After meeting victims' groups on Monday evening, Mrs Bradley said she understood "why feelings are so strong on this issue".
"They have been wronged and let down by the system too many times, and I want to make sure it doesn't happen to them again," she added.
However Mrs Bradley insisted that questions from civil servants about the redress scheme "must be answered by local politicians before we can consider legislation".
"The system needs to be fair, robust and able to deliver for victims and survivors," she added.
After talks on Monday, the five main political parties criticised Mrs Bradley for her decision to table extra questions.
Sinn Féin's vice-president Michelle O'Neill said it felt like a delaying tactic and that the news will only add to the suffering of the victims.
SDLP leader Colum Eastwood and Ulster Unionist Party leader Robin Swann also accused the secretary of state of holding up the process.
Alliance's deputy leader Stephen Farry said: "In no way shape or form should victims be used as a pawn in the political process."
Earlier, former DUP minister Edwin Poots said he spoke to Mrs Bradley over the weekend, and urged her to bring forward the legislation without further delay.
He added that she "cannot use the victims as a battering ram to get the parties to do other things".

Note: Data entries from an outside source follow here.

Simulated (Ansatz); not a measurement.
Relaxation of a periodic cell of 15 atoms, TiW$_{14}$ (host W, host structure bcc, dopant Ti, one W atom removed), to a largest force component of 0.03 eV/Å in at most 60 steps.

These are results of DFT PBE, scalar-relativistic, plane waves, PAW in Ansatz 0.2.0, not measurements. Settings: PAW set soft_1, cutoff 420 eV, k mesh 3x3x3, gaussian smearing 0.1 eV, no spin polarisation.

Mr McCourt, a spokesman for victims, said they may have to wait up to 12 months to get compensation for the abuse they suffered.
A tearful Mr McCourt said the secretary of state had admitted that she is not in charge of the timetable and suggested a restored executive could act within weeks
He said it now rests with Mrs Bradley to await the answers to the additional 11 questions.
He warned that some victims may not be alive by the time legislation goes through Westminster
Mrs Bradley defended the decision to release more questions, saying she wanted to conclude the process as quickly as possible.
"The Executive Office will send the questions that remain to be answered shortly so that they can be discussed at the next meeting of the Programme for Government working group," she said in a statement on Monday night.
"I believe this the quickest route to get victims and survivors the redress they deserve."
Marty Adams, who suffered abuse in Rathgael Training School in Bangor, said Mrs Bradley had "failed to deliver".
Mr Adams, who is a representative of the Survivors Together group, said he had told the secretary of state he had "no confidence" in her.
He suggested victims might be better served pursuing compensation through the courts.
Compensation for victims was recommended in 2017 after a public inquiry into abuse at children's homes and other residential institutions run by the state, churches and charities.
But the power-sharing Northern Ireland Executive at Stormont collapsed just days after the inquiry report was published, stalling the plans for compensation.